MaxEmbed is an implementation of the paper "MaxEmbed: Maximizing SSD bandwidth utilization for huge embedding models serving". This documentation explains how to build, configure and use the system.
You can use the run_all.sh
script located in the ae_scripts
folder to execute the evaluation procedure. This script will perform the online procedure of MaxEmbed and generate the figures presented in the paper.
The run_all.sh
script accepts two single parameters, the first one specifying the log folder, which is used to save the log files, and the second one specifying which experiment to run.
For the first parameter:
- If you specify an existing directory, the script will use the log files in that directory to draw figures.
- If you specify a non-existing directory, the script will run the experiments, save the log files in the specified directory, and then use those logs to draw figures.
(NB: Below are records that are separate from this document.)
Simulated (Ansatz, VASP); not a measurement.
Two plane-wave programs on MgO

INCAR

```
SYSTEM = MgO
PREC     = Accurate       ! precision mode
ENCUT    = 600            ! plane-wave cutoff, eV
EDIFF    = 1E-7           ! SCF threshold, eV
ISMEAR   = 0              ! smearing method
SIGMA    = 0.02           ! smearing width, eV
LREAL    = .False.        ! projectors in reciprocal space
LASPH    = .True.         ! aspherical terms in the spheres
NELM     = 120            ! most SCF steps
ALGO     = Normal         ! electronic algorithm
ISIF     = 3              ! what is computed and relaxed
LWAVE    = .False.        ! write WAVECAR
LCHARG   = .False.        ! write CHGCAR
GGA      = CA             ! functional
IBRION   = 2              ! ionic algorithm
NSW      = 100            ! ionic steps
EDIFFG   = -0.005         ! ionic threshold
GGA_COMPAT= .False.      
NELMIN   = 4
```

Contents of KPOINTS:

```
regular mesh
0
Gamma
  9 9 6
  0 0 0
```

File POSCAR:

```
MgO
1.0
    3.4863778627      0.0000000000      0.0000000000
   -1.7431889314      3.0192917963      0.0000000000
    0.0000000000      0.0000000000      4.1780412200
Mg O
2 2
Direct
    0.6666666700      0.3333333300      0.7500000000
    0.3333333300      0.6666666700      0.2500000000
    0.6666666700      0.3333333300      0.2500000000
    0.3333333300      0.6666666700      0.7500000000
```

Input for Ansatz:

Figures will be saved in the <log_dir>/figures
folder.
The second parameter can be one of the following:
- 1 - Run exp1.sh and draw figure 8, 10, 11, 12
- 2 - Run exp2.sh and draw figure 13
- 3 - Run exp3.sh and draw figure 14
- 4 - Run exp4.sh and draw figure 9 If you do not specify the second parameter, the script will run all the experiments.
for example:
bash
cd ae_scripts
bash ./run_all.sh log 1
# This will run exp 1 and draw figure 8, 10, 11, 12.
# figures will be saved in the log/figures folder.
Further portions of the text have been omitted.